Bed-and-breakfasts will be able to avoid a new four per cent tax on guest accommodations, but Ottawans who rent out rooms on platforms such as Airbnb will still have to charge it, city council decided Wednesday.
Any establishment that uses a third-party home-sharing listing service to do its invoices will have to collect the tax, council ruled. The city could receive up to $300,000 a year from Airbnb.
However, bed-and-breakfasts will be eligible to apply for an exemption if the establishment is owned and operated by the property owner and is classified in the residential property tax class.
The ruling comes a week after B&B owners urged the finance and economic development committee to spare them from the tax, which they argued would be too much of an administrative burden for small operations. They also said they would receive little benefit from the marketing efforts the new revenue is designed to fund.

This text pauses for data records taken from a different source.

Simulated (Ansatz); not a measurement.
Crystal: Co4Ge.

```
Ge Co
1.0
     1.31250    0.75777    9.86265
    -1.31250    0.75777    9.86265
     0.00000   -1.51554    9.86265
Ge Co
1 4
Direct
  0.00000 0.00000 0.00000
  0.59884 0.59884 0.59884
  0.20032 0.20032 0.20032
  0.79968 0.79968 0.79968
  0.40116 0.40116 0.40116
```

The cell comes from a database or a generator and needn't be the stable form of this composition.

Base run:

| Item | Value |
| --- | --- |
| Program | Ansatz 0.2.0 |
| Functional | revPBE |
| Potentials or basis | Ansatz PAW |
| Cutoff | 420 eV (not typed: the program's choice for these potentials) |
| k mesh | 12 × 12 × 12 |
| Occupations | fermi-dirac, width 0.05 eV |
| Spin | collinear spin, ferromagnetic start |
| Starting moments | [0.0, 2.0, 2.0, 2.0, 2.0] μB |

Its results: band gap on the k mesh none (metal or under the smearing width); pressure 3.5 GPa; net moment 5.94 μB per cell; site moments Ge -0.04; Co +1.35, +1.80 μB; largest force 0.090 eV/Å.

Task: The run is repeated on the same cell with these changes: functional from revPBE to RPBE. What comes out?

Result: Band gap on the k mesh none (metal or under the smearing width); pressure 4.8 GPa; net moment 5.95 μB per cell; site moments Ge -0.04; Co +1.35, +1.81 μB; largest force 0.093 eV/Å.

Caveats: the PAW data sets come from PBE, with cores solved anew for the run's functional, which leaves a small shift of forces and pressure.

The accommodation tax, which is expected to be implemented on Jan. 1, will replace the voluntary three per cent “destination marketing fee” that expires at the end of the year.
About half of Ottawa’s hotels representing 90 per cent of rooms currently charge the levy, which goes to the Ottawa Gatineau Hotel Association and funds Ottawa Tourism’s campaigns to attract visitors to the nation’s capital. The fee generates between $8 million and $9 million a year, and the city expects the new tax to raise about $12 million annually that will continue to go to Ottawa Tourism.
The province’s 2017 budget allows municipalities to collect a mandatory tax from any business that offers accommodations for consecutive nights under 30 days.